Picking up information

By johnworr  

As I become familiar to procedures and accustomed working 12-hour legislative days, it is impressed upon me the hard work and dedication of so many of you who also work extended days. I am quickly finding that every bill introduced offers an opportunity to learn about an issue and grant respect to various viewpoints. I look forward to hearing from you about your views on bills before the Legislature. You can watch our Legislature daily online at http://www.netnebraska.org/publicmedia/capitol.html or on television on NET2.

Continuing to expand my knowledge of important policy matters, this week, along with my fellow senators, we studied our funding process for K-12 education. While the state aid formula is based on needs and resources of school districts, there are other components that ultimately determine the state aid dollars received. This is an important issue as we consider budget cuts, and I will continue this learning process to ensure that District 16 schools benefit fairly.

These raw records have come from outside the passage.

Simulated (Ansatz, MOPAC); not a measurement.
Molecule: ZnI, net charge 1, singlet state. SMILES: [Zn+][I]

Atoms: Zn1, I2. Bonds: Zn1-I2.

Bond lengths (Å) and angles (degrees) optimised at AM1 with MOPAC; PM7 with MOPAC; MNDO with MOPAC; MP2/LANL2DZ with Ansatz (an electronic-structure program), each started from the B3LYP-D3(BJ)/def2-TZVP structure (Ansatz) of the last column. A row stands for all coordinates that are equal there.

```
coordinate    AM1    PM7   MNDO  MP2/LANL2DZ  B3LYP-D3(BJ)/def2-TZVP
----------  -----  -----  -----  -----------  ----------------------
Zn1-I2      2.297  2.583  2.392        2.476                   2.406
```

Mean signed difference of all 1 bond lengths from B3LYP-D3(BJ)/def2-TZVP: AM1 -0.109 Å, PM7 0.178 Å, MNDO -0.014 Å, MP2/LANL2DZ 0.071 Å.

Committee hearings began last week in the Legislature. I experienced my first hearing as a member of the Agriculture Committee on Jan. 18. We heard testimony in support of Tam Allans re-appointment to the State Fair Board, as well as testimony on LB 109 and LB 110, both introduced by Agriculture Committee Chair Sen. Carlson. LB 109 eliminates the registration requirement of agricultural liming products to correspond to requirements governing fertilizers and feeds not requiring similar product registration. LB 110 removes the requirement that all soil conditioner products be registered with the Department of Agriculture and requires the manufacturer or product guarantor be included with labeling information provided on or with products distributed commercially. The Ag Committee unanimously recommended Mr. Allan for re-appointment.

The Government, Military, & Veterans Affairs Committee also met for hearings this week. Among the bills that we heard testimony on were LB 14 and LB 101. Both of these bills have prompted a great deal of e-mail and letter correspondence. County clerks in District 16 expressed support of LB 14, a bill that increases register of deeds fees to provide for modern technology for records documentation. LB 101, introduced by Sen. Schilz of Ogallala, eliminates daylight savings time. I have heard a great deal from those in support and opposition to this idea, although there was no testimony in opposition to LB 101 at the public hearing. Both bills remain in committee at this time.

Bill introductions wrapped up on the 10th day of session, Jan. 19. I will carry five bills this session. This week I introduced LB 368 to prevent political parties from nominating candidates for office if the party did not have a candidate on the primary ballot. This legislation is supported by the Secretary of State. LB 690 is another bill that I brought on behalf of Americans United for Life. This legislation furthers existing parental notification requirements for an abortion by requiring parental consent or consent of a family member or legal guardian. The fifth bill that I introduced this session is LB 691. LB 691 was brought to me by the Soybean Association and will require state agencies to give purchasing preference to biobased products. Biobased products are derived from agriculture products, such as soybeans, corn and other plants or forestry materials that can build upon our agriculture base in Nebraska.